The Lanterns
The oak tree grew restless, or seemed to, tossing branch and leaf around, an old man yelling at the TV.
“Something’s coming, and you’d best get ready for it.”
It feels like that.
The clouds have been low on the mountain for days, shrouding the towers, tearing off in chunks and then reforming, gray.
I’ve been up and down the road, to quiet roosts overlooking the ravens below, then plunging down into the valley on old roads steeped in memory, out to the land of big water, scrapping with petty tyrants and listening to unexpected sages, then dumping pumpkin spice flavor in gas station coffee, and coming home to stare at the oak tree, restless. Both of us.
It’s time to start reading The Hobbit again, so I am. You know, the clouds on the mountain and the faint stirring of color in the leaves that calls to you when you’re not even listening. It’s right next to the Bible on my stand. Roads are a theme.
Roads. It feels like I’m on some mysterious one, and it’s night, with fog and wolves.
Up ahead, with a glimmer, I happen upon a friend with a lantern, standing wayside. They’re always there at exactly the right time, with a little slip of paper to hand me, a piece of some puzzle, or maybe a piece of the puzzle.
“You know you’re always right on cue” I told the boxer who tells me about Jesus, another “chance” meeting at the gym. He nodded, the peace of faith shining out of a face that knows God and how to slip a blow and dish it right back hard enough to knock the sin and teeth right out of you.

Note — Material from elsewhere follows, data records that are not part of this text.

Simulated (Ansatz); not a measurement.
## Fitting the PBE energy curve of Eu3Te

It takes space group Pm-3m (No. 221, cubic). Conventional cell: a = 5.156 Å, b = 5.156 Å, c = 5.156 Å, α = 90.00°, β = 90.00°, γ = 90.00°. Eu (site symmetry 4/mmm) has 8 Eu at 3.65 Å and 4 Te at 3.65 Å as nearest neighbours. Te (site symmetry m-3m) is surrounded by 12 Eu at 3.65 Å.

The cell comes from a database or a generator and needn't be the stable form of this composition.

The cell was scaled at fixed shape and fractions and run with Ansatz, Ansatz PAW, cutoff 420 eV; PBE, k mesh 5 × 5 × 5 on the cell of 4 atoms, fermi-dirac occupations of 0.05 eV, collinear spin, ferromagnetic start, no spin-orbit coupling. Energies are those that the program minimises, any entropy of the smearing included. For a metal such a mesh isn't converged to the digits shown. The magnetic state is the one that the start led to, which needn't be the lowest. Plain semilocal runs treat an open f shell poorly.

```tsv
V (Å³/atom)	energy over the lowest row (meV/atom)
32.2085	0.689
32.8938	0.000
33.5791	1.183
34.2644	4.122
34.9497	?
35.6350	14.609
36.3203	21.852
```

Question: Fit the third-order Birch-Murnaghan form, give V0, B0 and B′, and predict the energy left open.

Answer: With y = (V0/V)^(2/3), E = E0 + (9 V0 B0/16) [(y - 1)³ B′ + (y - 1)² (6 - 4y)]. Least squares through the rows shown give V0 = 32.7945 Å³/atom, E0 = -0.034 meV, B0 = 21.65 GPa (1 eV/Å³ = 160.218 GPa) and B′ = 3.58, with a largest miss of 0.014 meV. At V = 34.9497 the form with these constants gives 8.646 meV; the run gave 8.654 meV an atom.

“That’s right, that’s right.”
Strength is encouraging.
A boss stopped her work after a long day, suddenly not a boss but another traveler, holding a light, standing under a light in the park as the dusk gathered. “Keep listening.”
A friend sat on a bench, and told me things don’t change like “that” he said, snapping fingers in the breeze of a Sunday.
So I keep walking, looking for the next light.
Maybe you’ll be holding a lantern today. I hope so. Maybe I will be, too.